Check your Indian Railway PNR status with few lines of code | Python

Animesh Singh
6 min readDec 26, 2022

--

In pursuit to share my knowledge about Python and its wonderful libraries, I have come up with another very interesting article/tutorial.

The playwright is a web automation tool by Microsoft and it is very powerful and easy to implement in your programs. It is compatible with almost all languages and it is highly recommended to those who are started learning automation and want a simple & easy to use the tool.

I myself published many articles on Playwright with Python. You can check them out if you want to know the basics.

In this tutorial, we are building a PNR status checker app. If you live in India and travel by train, then you will be aware of this thing.

Enough of the talk, Let's get started.

Step-by-step details of this tutorial :

https://www.indianrail.gov.in/enquiry/PNR/PnrEnquiry.html?locale=en
  • Entering the PNR number
  • Solving the captcha
  • Submitting the captcha
  • Scraping details/status

You will require:

  • Basic knowledge of the Playwright library. How to use different locators and how to iterate through elements.
  • The idea of using Pillow library and Tesseract (not really necessary)
  • Knowledge of List comprehension

I have divided this program into three functions which will avoid any conflicts between the variables we used.

Installing the tesseract application :

Download the exe file from here https://drive.google.com/file/d/1upj_gNh7m0yBFfWB3fxY9Hg8qU2X1KVF/view?usp=sharing. Install it in C:\Program Files\Tesseract-OCR.

Step 1: Install the required dependencies

After installing tesseract, copy and paste these commands into your cmd.

pip install playwright
playwright install
pip install pytesseract

Step 2: Create a new python file and import libraries.

from playwright.sync_api import sync_playwright
import pytesseract
from PIL import Image

Step 3: Create a skeleton.

def main(pnr):
pass

if __name__ == "__main__":
pnr = input("Enter PNR: ")
main(pnr)

We will ask the user to enter the PNR number.

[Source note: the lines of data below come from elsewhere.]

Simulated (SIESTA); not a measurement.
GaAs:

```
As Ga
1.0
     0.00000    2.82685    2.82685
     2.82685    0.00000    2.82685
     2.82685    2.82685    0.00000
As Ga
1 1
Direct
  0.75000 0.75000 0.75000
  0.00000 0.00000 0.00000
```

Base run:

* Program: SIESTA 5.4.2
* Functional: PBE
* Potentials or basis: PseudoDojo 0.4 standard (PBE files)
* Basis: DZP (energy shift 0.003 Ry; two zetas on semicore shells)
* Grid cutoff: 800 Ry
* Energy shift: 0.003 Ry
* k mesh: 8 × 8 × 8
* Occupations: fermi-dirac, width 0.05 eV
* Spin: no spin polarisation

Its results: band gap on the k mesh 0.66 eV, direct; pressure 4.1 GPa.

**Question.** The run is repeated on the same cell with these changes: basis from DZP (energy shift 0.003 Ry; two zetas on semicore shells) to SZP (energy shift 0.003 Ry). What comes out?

Step 4: Visting the website and capture the screenshot of the captcha.

def main(pnr):
with sync_playwright() as p:
browser = p.chromium.launch(headless= False)
page = browser.new_page()
page.goto("https://www.indianrail.gov.in/enquiry/PNR/PnrEnquiry.html?locale=en")
page.fill("#inputPnrNo", pnr)
page.locator("#modal1").click()
page.locator("#CaptchaImgID").screenshot(path="screenshot.png")
ans = image_to_string("screenshot.png")
page.fill("#inputCaptcha", str(ans))
page.locator("#submitPnrNo").click()
Captcha window
Captured image

The line-to-line explanation:

  • Visits the website.
  • Enter the PNR entered by the user
  • Click on submit button
  • Takes the screenshot of the captcha which appears in a popup window and saves it in CWD.
  • Calls the image_to_string function and passes the screenshot in it. It will return a number which is nothing but the solution to a simple equation asked in the captcha.
  • Fills in the answer in the input box and submit the captcha.
  • After submitting the captcha, a new window will appear showing the status of the PNR.
Result page

Let us look into image_to_string function

def image_to_string(image):

img = Image.open(image)
pytesseract.pytesseract.tesseract_cmd ='C:/Program Files/Tesseract-OCR/tesseract.exe'
result = pytesseract.image_to_string(img)
eqn = result
char_remov = ["?", "="]
for i in char_remov:
eqn = eqn.replace(i, "")
solved = eval(eqn)
return(solved)

The line-to-line explanation :

  • open method of Image library opens the image in a variable img.
  • Pytesseract path needed to be provided.
  • the result will store the converted string value.
  • Assigns the result a variable “eqn”.
  • Equations are in the form “ a + b =?” or “a — b =?”. We need to remove “=” and “?” from the equation to pass it in the python eval method.
  • eval function solves the expression and we are storing it in the “solved” variable and returning it.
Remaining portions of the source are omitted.